To me, the central issue with the movie was not the slop CGI, or even the dialogue. It was that Scott being the protagonist of the movie felt a bit...random. Like Marvel Studios had a dartboard, and decided that they needed another Ant-Man movie and a Kang introduction, so they just put them in the same movie.
That's just the sort of thing that happens in ongoing franchises sometimes, when the timings of things align in certain ways. It's no weirder than Darkseid and the New Gods making their debut in Superman's Pal Jimmy Olsen.

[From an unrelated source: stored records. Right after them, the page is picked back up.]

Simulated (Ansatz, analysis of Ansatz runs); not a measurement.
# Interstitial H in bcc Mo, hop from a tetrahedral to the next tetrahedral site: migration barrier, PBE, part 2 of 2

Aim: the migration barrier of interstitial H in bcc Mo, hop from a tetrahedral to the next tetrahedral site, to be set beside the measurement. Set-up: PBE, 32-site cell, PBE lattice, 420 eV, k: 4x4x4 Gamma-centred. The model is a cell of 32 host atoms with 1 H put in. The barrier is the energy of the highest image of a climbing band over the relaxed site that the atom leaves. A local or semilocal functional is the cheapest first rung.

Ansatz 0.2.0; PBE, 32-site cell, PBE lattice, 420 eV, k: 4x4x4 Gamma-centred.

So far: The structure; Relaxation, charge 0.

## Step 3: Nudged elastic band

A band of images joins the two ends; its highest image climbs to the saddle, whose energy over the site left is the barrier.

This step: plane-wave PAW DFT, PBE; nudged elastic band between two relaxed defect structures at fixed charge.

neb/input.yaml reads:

The best villains are a dark mirror of some aspect of the hero, riffing off of them in some aspect thematically, or else have personal history with the hero. Kang has essentially no relation to Scott except he happened to be the Avenger that showed up.
But that's why it was relevant to Scott's character arc. The story was about Scott struggling with his reputation as a major hero and questioning whether he was worthy of it, so pitting him against a villain who considered him inconsequential was the way to illustrate that.
Also, people tend to overlook that the film wasn't called Scott Lang, it was called Ant-Man and the Wasp -- and there are two people each that use those championyms. The movie was as much about Janet and Hank as it was about Scott, and Kang was critical to Janet and Hank's story because he was the reason Janet stayed lost in the Quantum Realm for so long, a threat so great that she chose to strand herself there in order to keep him contained.
Adding to this, Scott had no character arc to speak of in the movie.
Because, again, it wasn't exclusively his movie. He had two whole movies centered on him. The advantage of a series is that you can choose different focuses in different installments. This was Hank and Janet's turn in the spotlight.
What this is all very similar to is Captain America: Brave New World. There is no reasonable argument why Sam Wilson should have had the starring role in an Incredible Hulk sequel. Okay, I realize Universal may have been upset if Bruce Banner was in here, but...maybe don't make a Hulk sequel then?
Well, yeah, it was a sequel to TIH, but it was a sequel that focused on Thaddeus Ross, and Ross was a member of the government, so it made sense that a story about him becoming Red Hulk would involve Captain America.
I don't find much similarity between the two films. Quantumania was about introducing new characters and elements into the MCU. The flaw with CA:BNW is that it felt too much like it was just tying up various loose ends from earlier movies.